OPM sees green on clearances

Officials credit increased oversight for shrinking lengthy clearance times

Office of Personnel Management officials say, with numerous small steps, they have begun to shave days off a protracted security clearance process. They say they have done it by performing more oversight, improving communication with organizations involved in the clearance process and using information technology tools to relieve the logjam.

OPM is working against a deadline to meet benchmarks that lawmakers put in the Intelligence Reform and Terrorism Prevention Act of 2004. By December 2009, 80 percent of applications for security clearances must be completed in 60 days: background investigations must be completed in 40 days, and the adjudication process that leads to the approval or rejection of a clearance application must be completed in 20 days.

Since October 2006, security clearances have taken an average of 95 days to complete, according to recent congressional testimony. In fiscal 2005, secret or confidential clearances averaged 155 days, and top-secret clearances required an average of 347 days to complete.
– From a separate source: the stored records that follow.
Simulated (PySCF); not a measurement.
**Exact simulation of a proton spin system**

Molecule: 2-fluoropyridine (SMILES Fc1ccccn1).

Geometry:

OPM has developed stronger partnerships with clearance-granting agencies and national, state and local government agencies that provide information as part of background investigations. Those steps have helped streamline the process without sacrificing the quality of the clearances, officials say. The agency has also cultivated stronger ties with industry, whose contract workers represent a large segment of the population that requires security clearances.  

“Regular meetings and briefings have taken place to keep all groups informed on progress and as a forum to exchange ideas on ways to further streamline and improve processing,” said Kathy Dillaman, associate director of OPM’s Federal Investigative Services Division.

Dillaman said OPM has built more transparency into the investigation and adjudication process by using its automated Personnel Investigations Processing System to track individual clearance applications. “This allows us to identify bottlenecks or extensive delays in any of the steps of the process and track the timeliness of all actions,” she said. 

Dillaman added that OPM now has a quality control and oversight program to ensure that investigations meet national investigative standards and the needs of the adjudication community.

One of OPM’s biggest management challenges in improving security clearances has been the unpredictability of its workloads, Dillaman said. As a result, agencies involved in the process have had difficulty accurately forecasting their yearly staffing needs. 

OPM still needs more timely access to various sources of information necessary to completing a thorough investigation, Dillaman said. OPM relies heavily on the voluntary cooperation of agencies, private companies, supervisors, record managers, neighbors and personal references to complete personal interviews or conduct record checks, she said.

Some organizations are skeptical of the progress that OPM claims. Timothy Sample, president of the Intelligence and National Security Alliance, a professional association, said he has seen no appreciable improvement overall in processing clearances or in shrinking the backlog. Change must go deeper, he said.

 “Agencies must stop crafting their own requirements for mutual recognition of clearances,” Sample said at a recent Capitol Hill hearing. “We can add more obstacles to this list, including an outdated field investigation; agencies that refuse to honor other agencies’ equivalent clearances; and clearances that are tied to agencies as opposed to the individual.”

The problems with the process derive from a security culture steeped in risk avoidance, Sample said. He proposed moving to a culture of risk management and cited the financial industry as a model. Companies in that industry generally clear their employees within two weeks, he said.

Without such a culture, officials say, OPM must improve the efficiency of the process where it can through the use of IT. Each step in the clearance process that is performed electronically saves two weeks’ spent in manual handling and mailing, officials say.

The agency expects to see a steady increase in the use of the electronic Questionnaires for Investigations Processing (e-QIP) system to submit background information electronically, Dillaman said. Agencies’ expanded use of e-QIP has improved timeliness and lowered the rate of applications that OPM rejects as incomplete or inconsistent, she said.

Some congressional leaders, however, question whether OPM has sufficiently modernized its IT systems for its workload. Sen. George Voinovich (R-Ohio), ranking member on the Oversight of Government Management, the Federal Workforce and the District of Columbia Subcommittee, has investigated the government’s security clearance problems in hearings for years.

“I remain very concerned that the federal government, under OPM’s leadership, is not taking advantage of innovative technology available in the marketplace,” he said. 
Automated steps in the clearance processThe Office of Personnel Management has taken some steps to shrink the clearance application backlog that involve automating processes performed manually in the past.

Here are two areas in which OPM has introduced automation:

  • Fingerprint transmission system — allows electronic transmission of fingerprint images from a capturing device.
  • High-speed scanning center — converts ink-rolled fingerprint charts into digital images.
Both systems let OPM interact electronically with the FBI by making full use of the bureau’s Integrated Automated Fingerprint Identification System. They have also reduced processing time from weeks to five hours.